Case Study | Solving Icing Challenges, Wisson AP30-P2 Helps Wind Turbines Tackle Snow and Ice

Wind turbine icing is a high-impact meteorological disaster for wind power generation, posing significant hazards. After icing, the increased load on the blades not only shortens the service life of the units but also significantly affects the power generation efficiency of the turbines. Extreme weather can even lead to widespread wind farm shutdowns, challenging the safe and stable operation of the power grid. Additionally, ice thrown off by rotating blades poses a significant threat to the safety of personnel and equipment at the wind farm.   

To address wind turbine icing, the industry has been trying various methods, but there is still no widespread and stable approach. For example, installing sensors on wind turbine blades to monitor icing through technical means, or inserting heating resistors into the blades to eliminate ice layers using the heat they release. However, these technical means are difficult to scale due to excessively high retrofitting costs or the inability to retrofit older turbines. In addition, many wind farms apply hydrophobic coatings or anti-icing and anti-freezing liquids to wind turbines, or perform manual mechanical de-icing after the wind turbine blades ice up. Although these methods are widely applicable, they require manual high-altitude operations, which are inefficient, labor-intensive, and pose significant safety hazards.   
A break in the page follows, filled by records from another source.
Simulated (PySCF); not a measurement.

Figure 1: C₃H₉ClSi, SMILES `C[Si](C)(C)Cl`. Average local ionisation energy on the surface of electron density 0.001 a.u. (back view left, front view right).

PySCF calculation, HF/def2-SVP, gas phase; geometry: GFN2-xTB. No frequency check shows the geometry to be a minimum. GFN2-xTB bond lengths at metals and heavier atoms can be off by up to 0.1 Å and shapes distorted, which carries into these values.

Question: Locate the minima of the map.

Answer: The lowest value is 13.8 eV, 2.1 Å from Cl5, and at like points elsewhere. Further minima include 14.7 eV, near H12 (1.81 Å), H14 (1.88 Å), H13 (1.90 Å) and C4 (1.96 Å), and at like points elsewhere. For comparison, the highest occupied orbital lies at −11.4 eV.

In response to the demand for wind turbine anti-icing, the company actively sought intelligent methods that could be widely and rapidly promoted and replicated, and investigated a large number of intelligent wind power operation and maintenance equipment, including wall-climbing robots and drones, but found that they generally had problems such as poor environmental adaptability, difficulty in deployment and implementation, high costs, and unassured safety. After considering factors such as convenience, operating costs, and safety, the company decided to adopt the Wisson Technology AP30-P2 high-pressure cleaning system, and recently applied anti-icing and de-icing liquid spraying to wind turbine blades.

Compared with traditional operation and maintenance robots and drones, the AP30-P2 high-pressure cleaning system is specifically designed for high-altitude operations, adapting to heavy-duty industrial drones such as the DJI FC30. It can perform safe, stable, convenient, and efficient spraying operations in hovering or flying states, supporting various liquids such as water, anti-icing and de-icing liquid, and cleaning liquid. It combines high safety interaction, light self-weight, strong protection level, and flexible operation capabilities, which can significantly improve the efficiency of wind turbine anti-icing and anti-freezing operation and maintenance and reduce operating costs.   

Safety First, Stable and Reliable

Based on remote control technology and laser ranging functions, the "AP30-P2" completely eliminates the safety risks of personnel high-altitude operations while accurately controlling the spraying distance to ensure the safety of the operating target. Its unique balance structure and functions further enhance the flexibility and stability of flight, effectively offset the recoil during spraying, and maintain stable operation in complex environments.   

With advanced flexible design extended by flexible technology, the "AP30-P2" can flexibly adjust multiple angles in a hovering state, easily meeting the spraying needs of large areas and complex tricky areas, reducing the number of drone flight adjustments, and greatly improving operating efficiency and coverage.  

The system integrates multi-angle automatic path planning algorithms, which can intelligently identify and adapt to various complex surfaces, achieving precise spraying, effectively reducing human error and repetitive operations, and improving spraying quality and consistency. At the same time, the modular designed nozzles can flexibly adapt to various coating types and operating scenarios, meeting the paint touch-up needs of complex surfaces such as building facades, bridges, and wind turbines.